What is the likely career trajectory of an inventive, gifted Teacher of the Year who is passionate about racial and social justice and who works in an urban public school? Choose one: (A) department chair; (B) principal; (C) district administrator. Quitting probably wasn’t on your list, either. And yet, quitting is exactly what LaQuisha Hall did this past summer.
Hall is the teacher Melinda D. Anderson chose to profile in Becoming a Teacher, her superb contribution to Simon & Schuster’s Masters at Work series. Anderson explains that Hall was named Baltimore City Public Schools Teacher of the Year in 2018-2019. At the time, she was the first African-American teacher to be recognized in five years in a district where more than 80 percent of students are black and in a high school, Carver Vocational Technical, whose population is all black.
Hall, who is from North Carolina, entered the profession at 21 in 2003. She was poised to attend a Christian law school in Virginia when she moved to Maryland to earn a tuition-free master’s degree in education in exchange for five years working as a teacher. Getting an advanced degree for free and working for pay seemed like a better opportunity to Hall than going to law school. Though it was difficult to enter a middle-school classroom without any experience, Hall managed, drawing on her talents as an artist, pageant winner, life coach, and survivor of childhood sexual abuse. Finding an older, supportive teacher to mentor her was also critically important to her success.
Over the course of 17 years, Hall developed classroom strategies so that she could teach in ways that made sense to her and her students. She decided to tackle freshman English at Carver, which allowed her to avoid preparing students to take an annual standardized skills test. When she realized that her students were turned off by the district’s curriculum, she ditched it and had students choose a book from classroom bins she had filled with works they would find relevant, including young adult novels written by black authors. Anderson provides ample evidence and anecdotes demonstrating Hall’s delight in connecting academically and emotionally with students, who clearly respected and enjoyed being in her classes. With patience, humor, and forgiveness, Hall got students writing as well as reading. She self-published an anthology of student writing and worked to change perceptions of young teens of color.

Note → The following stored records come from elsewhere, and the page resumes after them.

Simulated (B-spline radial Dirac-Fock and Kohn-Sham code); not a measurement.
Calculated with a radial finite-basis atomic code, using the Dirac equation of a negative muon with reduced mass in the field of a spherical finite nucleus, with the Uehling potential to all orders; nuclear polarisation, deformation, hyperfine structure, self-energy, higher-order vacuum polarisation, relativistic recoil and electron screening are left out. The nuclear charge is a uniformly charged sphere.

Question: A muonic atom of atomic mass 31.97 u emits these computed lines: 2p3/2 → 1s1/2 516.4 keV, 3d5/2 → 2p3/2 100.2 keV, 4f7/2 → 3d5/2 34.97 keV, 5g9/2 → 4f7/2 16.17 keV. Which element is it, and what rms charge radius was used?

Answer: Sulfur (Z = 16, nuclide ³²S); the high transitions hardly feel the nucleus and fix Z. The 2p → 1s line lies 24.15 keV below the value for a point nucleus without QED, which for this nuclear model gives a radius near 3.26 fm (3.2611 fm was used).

Even as she showcases Hall’s many virtues in Becoming a Teacher, Anderson makes clear the obstacles that most teachers encounter. She promises in her introduction that she will tell “the story of one master teacher,” and thereby show readers “the nitty-gritty of the profession” while exploring “the enormous, messy, and complex system of American public schooling.” That “nitty-gritty” includes qualifying exams that often prevent teachers of color from pursuing the profession, low pay, high stress, endemic burnout, lack of respect from parents and politicians, rigid curricula equating student test scores with mastery, heaps of administrative paperwork, crumbling facilities, supply shortages, inequities in funding between urban and suburban districts, and a lack of diversity among teaching staff. Anderson explains that these and other problems lead half of all new teachers to quit in their first five years on the job. The numbers are even higher among teachers of color. And yet, Anderson writes, having a teacher of color is one of the most important variables leading students of color to complete high school and go to college.
Both Anderson and Hall confirmed independently that, early on, they had discussed the possibility that Hall would leave full-time teaching. Anderson edited the last chapter just before publication to reflect Hall’s decision. Hall can be found on Instagram @mrshallscholars. She has more than 10,000 followers. She reports that she continues to find ways to coach other teachers, especially in areas related to language and literacy.
Given Hall’s departure from the classroom, it’s tempting to see the book as more about leaving than becoming a teacher. It’s to editor Stuart Roberts’s credit that he and Anderson did not feel compelled to sugarcoat the profession and that he kept the book in the Masters at Work series, which will ultimately include about 30 titles. Roberts explained to me that the goal of each book is to introduce a variety of jobs to young people considering careers and also to older people thinking about transitioning to new work. Other professions covered in this nifty series range from neurosurgeon to hairstylist, venture capitalist to crime scene investigator.
“I am so, so proud of Becoming a Teacher,” Roberts said. “It’s important.” He is especially pleased with the ways that Anderson homed in on “bigger issues of identity and equity in education.”
In some ways, Hall’s decision is no surprise, given all that Anderson explains about the difficulties of the profession. But in other ways, Hall’s choice — which Anderson reveals on the second-to-last page of the book — is a stunner. “Effective teaching, like all professions, is a fusion of talents and competencies,” Anderson writes, “among them exceptional oral and verbal communication skills; attentiveness to others’ needs; unending patience and resourcefulness; stellar organization and time management; and a reservoir of motivation.” LaQuisha Hall ticks every box.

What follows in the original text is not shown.